With Seattle pounding St. Louis, 30-13, Monday night, Lewis is also going to have to guard against overconfidence, along with all the other demons after last Sunday's 20-19 Dr. Phil loss to the Texans on the last play. Lewis is going with the positive reinforcement strategy. He could have pounded his team for making another series of mental mistakes, but he also knows a couple of inches either way on third down and fumbles would have meant a healthy win.
That was never more evident when he took the inevitable attendance question. Never has a Bengals team played for so much before so little last Sunday when 41,202 watched for the second smallest crowd in PBS history.
"It's disappointing. I think people are missing out. I get excited and I can't wait for Sundays to watch our guys play, because I know it's going to be exciting," Lewis said. "I think you guys (the media) can do your part and get them there. We've got two more at home (Dec. 24 vs. Arizona, Jan. 1 vs. Baltimore). You can do your part in getting them there, because they're missing a great show.
"We've got guys all over the place making very, very good football plays. Yeah, we're disappointed we didn't win the football game, because that's what we're here to do, but there's a lot of good things. I think the guys feed off the energy. I thought the 41,000, or whatever showed up, were very loud and vocal. We've got to get them to be kind of quiet when we've got the ball down there on the goal line a little and understand that situation a little better. But I thought our fans that were out there have been tremendous. That's a good thing. You want to get back to having that homefield advantage each and every Sunday."

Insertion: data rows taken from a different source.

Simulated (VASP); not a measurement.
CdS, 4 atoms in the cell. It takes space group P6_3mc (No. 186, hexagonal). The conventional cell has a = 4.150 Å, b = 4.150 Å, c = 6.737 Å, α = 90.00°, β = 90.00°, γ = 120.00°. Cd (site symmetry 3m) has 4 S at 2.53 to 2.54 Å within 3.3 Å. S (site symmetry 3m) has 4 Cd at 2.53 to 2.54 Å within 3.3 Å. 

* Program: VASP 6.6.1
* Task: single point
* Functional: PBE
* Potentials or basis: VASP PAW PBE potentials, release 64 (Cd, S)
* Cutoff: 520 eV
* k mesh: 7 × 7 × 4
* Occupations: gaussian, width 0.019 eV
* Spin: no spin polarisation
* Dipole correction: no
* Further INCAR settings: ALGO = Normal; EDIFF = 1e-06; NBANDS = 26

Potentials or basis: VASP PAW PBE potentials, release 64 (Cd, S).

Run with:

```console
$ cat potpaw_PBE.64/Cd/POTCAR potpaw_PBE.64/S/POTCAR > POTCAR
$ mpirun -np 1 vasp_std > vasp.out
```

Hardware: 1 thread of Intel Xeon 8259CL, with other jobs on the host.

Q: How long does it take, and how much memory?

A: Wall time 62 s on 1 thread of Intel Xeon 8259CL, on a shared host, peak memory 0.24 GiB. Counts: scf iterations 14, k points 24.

Last Friday, Lewis felt so strongly about his team's mental toughness that he declared the Texans game was his biggest in nine seasons here. But what unfolded was hauntingly familiar to '06 in Denver, when Chad Johnson's double move cost the Bengals a 75-yard touchdown pass to Chris Henry and Rudi Johnson fumbled on the way into the red zone for the clinching points while rookie quarterback Jay Cutler got the winning points on a 99-yard drive.
And the first false start of the game that was called on right guard Bobbie Williams on the six-inch line smacked of those Wild, Wild West days of '05 and '06 when the Bengals played, how shall we say, distracted?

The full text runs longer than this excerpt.